Aquamarine’s Oyster marine-energy converter is positioned near shore, making it cheaper to install than other devices
winner/oyster/aquamarine power/queen’s university
belfast/university of edinburgh
Marine-energy generation is at an interesting stage of development. The UK and Ireland, with the mighty Atlantic on one side and the enormous tidal pool of the North Sea on the other, are among the world’s best-placed nations to extract energy from waves and tides but, as yet, there is no dominant technology. A bewildering array of devices that bob, rock and sway as waves pass over them, or spin in the tidal race, are under development, awaiting their places at sea trials.
Among these is the Oyster from Aquamarine Power, one of a cluster of marine-power technology firms based in Edinburgh. Beginning sea trials at the European Marine Energy Centre’s wave-power test site off the Orkney Islands, Oyster takes a subtly different tack from other wave-energy converters that is said to make it easier and cheaper to install and maintain than its competitors.

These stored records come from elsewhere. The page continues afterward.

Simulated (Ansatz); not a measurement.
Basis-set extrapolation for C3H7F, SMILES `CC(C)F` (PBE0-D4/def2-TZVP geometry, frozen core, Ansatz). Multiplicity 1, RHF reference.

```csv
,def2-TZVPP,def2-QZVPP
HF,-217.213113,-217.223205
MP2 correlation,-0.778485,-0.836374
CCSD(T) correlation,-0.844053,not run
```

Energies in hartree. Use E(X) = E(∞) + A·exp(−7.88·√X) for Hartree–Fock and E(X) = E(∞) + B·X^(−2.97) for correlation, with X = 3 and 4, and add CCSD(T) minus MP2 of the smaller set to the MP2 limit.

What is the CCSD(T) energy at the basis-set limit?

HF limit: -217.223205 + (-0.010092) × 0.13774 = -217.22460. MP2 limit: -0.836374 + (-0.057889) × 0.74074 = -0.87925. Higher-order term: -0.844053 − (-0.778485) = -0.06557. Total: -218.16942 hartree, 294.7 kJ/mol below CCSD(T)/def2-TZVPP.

Most wave-energy converters are designed to sit in reasonably deep water, at or near the surface, and extract energy from the up-and-down motion of the sea as waves pass. Their electricity-generating equipment is integral to their construction and they send their power ashore via underwater cables. Oyster, however, is a near-shore device, sitting some 500m off the coast in about 13m of water and, rather than being integral, its generating turbines are a separate construction, sited on shore.
‘The fundamental thing about our device is that it’s very simple; much simpler than other wave devices on the market,’ said Ronan Doherty, chief technology officer of Aquamarine Power.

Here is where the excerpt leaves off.